Sanford Robinson Gifford Paintings & Art
Sanford Robinson Gifford, born in 1823, studied at Brown University with John Rubens form 1842-44. He was trained in the Hudson River School style. Gifford began as a portraits but turned to landscapes after 1843 when he went on a sketching tour of the Catskill and Bershire Mountains. His luminist stlye highlighted subtle but dramatic lighting in pure landscapes which were free of the more more traditional historical, literal or allegorical references. Gifford's style matured with minute detail in overall atmosphere achieved through veiled tones and multiple layers of varnish. Gifford was able to meet the great art critic John Ruskin while taveling in Europe. He also took two trips out west in 1870 and 1974. In 1858 he became an original member of the 10th Street Studio building. Gifford died in 1880.
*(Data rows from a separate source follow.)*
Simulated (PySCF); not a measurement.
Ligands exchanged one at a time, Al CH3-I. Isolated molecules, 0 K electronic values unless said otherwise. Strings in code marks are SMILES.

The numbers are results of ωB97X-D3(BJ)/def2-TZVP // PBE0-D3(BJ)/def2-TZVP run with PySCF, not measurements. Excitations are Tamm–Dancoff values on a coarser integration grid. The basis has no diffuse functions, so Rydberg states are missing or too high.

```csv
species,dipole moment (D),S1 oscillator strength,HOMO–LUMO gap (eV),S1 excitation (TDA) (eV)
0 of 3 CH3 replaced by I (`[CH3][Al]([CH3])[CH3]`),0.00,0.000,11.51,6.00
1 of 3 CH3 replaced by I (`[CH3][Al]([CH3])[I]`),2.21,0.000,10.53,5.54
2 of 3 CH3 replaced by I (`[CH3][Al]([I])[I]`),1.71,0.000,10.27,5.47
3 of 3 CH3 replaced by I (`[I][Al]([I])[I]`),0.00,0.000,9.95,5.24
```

Biography courtesy of The Caldwell Gallery, www.antiquesandfineart.com/caldwell
America's most illustrious luminist painter, Sanford Robinson Gifford introduced a full-fledged love for light as a boundless and form-dissolving force. Gifford imbued his paintings with a transparent, intangible sense of atmosphere laid over the minute details of a landscape. Gifford traveled extensively throughout Europe and the United States, often accompanied by his fellow artists Albert Bierstadt, Worthington Whittredge, and John F. Kensett. In Europe, he was exposed to the art of John M.W. Turner and the Barbizon School, as well as the art criticism of John Ruskin; in the United States, he experienced the rough terrain of the American West. In 1858, he took a studio in the famed Tenth Street Studio Building in New York, where he became known as the leader of the Luminist movement. Gifford's work is currently in the collections of The Metropolitan Museum of Art, The Brooklyn Museum of Art, the National Gallery of Art, the Museum of Fine Arts, Boston, and the Whitney Museum of American Art.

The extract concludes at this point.